Tuesday 27 July 2010

Silent lies

I visited my old hostel two days after returning to Edinburgh - the one which for three years had been my base in Europe - the one where the owner had banned me. It's a long story and short one. His manageress had joined me on the island of Mykonos for a 10-day holiday. That must have had something to do with it. I walked up to the counter and heard her voice. She was speaking on the phone. I didn't call out. I didn't need to. She could see me on the CCTV monitor. That's what it's there for. The camera stared at me. Her voice became agitated, impatient— The owner emerged.

"Hi. I don't know if you're still keeping my post, but I'm here to collect it if you are."

"Yes. We have some of it," he said and went back inside.

"Thanks. I'll change my postal address as soon as I find a new place to stay," I said it through the doorway. She would have heard my voice.

Her call must have ended. She was silent. He returned with a small pile of letters, far less than usual, and went back inside without another word. The letters had been hastily collected. I was later to discover wrapping paper, a postcard to him, and his motorcycle insurance policy (I threw them away). I spent another second or two straightening the pile and listening to the silence back in the office, long enough for her spontaneous emergence, should it occur. It didn't. I turned around and left with a small expectation that she would follow. She didn't.

I reread her last email. I had dismissed it as soap-opera, expecting to resolve it when next I saw her. Yes, there it was - she didn't "hate anyone on principle." It implied she should hate me. I had had a feeling of some closure, but the previously ignored implication weighed a wordless sadness into my gut. I got to thinking of how people believe what they want to believe, or what they need to believe. Almost everything in that letter is a response, not to things I had said but, to what he claims I did... and to whatever speculation ensued. Who knows?

Truth exists only at the moment it occurs. Even then it's uniquely filtered by the perception of the observer. Thereafter it's transported via motives of recall into something quite distant; a lie constructed then consolidated by repetition. It's the lie which is most adamantly defended. It's the lie which is preserved. It is lies which become what we call reality.

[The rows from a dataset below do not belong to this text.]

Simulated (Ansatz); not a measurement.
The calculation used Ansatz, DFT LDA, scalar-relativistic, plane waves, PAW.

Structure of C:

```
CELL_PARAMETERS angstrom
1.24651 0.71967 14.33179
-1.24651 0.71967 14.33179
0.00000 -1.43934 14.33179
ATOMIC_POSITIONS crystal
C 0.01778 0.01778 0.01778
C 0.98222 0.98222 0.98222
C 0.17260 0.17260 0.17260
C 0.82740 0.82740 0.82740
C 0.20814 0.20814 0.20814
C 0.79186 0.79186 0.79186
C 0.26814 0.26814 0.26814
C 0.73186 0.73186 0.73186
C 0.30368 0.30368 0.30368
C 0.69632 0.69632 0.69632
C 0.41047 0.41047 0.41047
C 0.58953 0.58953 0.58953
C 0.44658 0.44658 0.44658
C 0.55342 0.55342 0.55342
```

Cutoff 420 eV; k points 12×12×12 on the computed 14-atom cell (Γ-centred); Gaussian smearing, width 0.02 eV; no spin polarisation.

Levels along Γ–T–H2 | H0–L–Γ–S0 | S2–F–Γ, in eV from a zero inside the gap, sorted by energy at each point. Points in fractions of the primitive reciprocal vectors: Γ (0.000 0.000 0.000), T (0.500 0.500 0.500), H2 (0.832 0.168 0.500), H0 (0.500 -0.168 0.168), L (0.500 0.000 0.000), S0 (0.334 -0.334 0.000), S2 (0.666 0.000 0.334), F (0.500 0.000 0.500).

Distortions like his are spoken lies. Truths unspoken are lies of silence like hers. When hearing something which alters our opinion of a friend - it's a lie of silence if we don't confirm it. When we know of something which will be to their detriment and don't tell them - that is a lie of silence. When we could help them to understand our situation and don't - that too is a silent lie. Each one is a betrayal of precious friendship, until there is nothing but a shell drained of truth and filled with a poisonous fiction.

That's the short story. There's a long one too. Too long to end like that, too long for me to remain. I was trying to be a writer. The only way I knew how to write a story was to live it. It was time to start a new one.

The red-shirt protests were getting ugly in Thailand. Governments were advising their citizens not to go there. The air-tickets would be cheap. The cheapest flight was via Lufthansa believe it or not. I booked for the Friday evening. Edinburg to Frankfurt, then to Bangkok, then to Chiang Mai. It's in the north-western corner of Thailand, west of Laos and south and east of Burma. Apparently it's mountainous, beautiful and very cheap.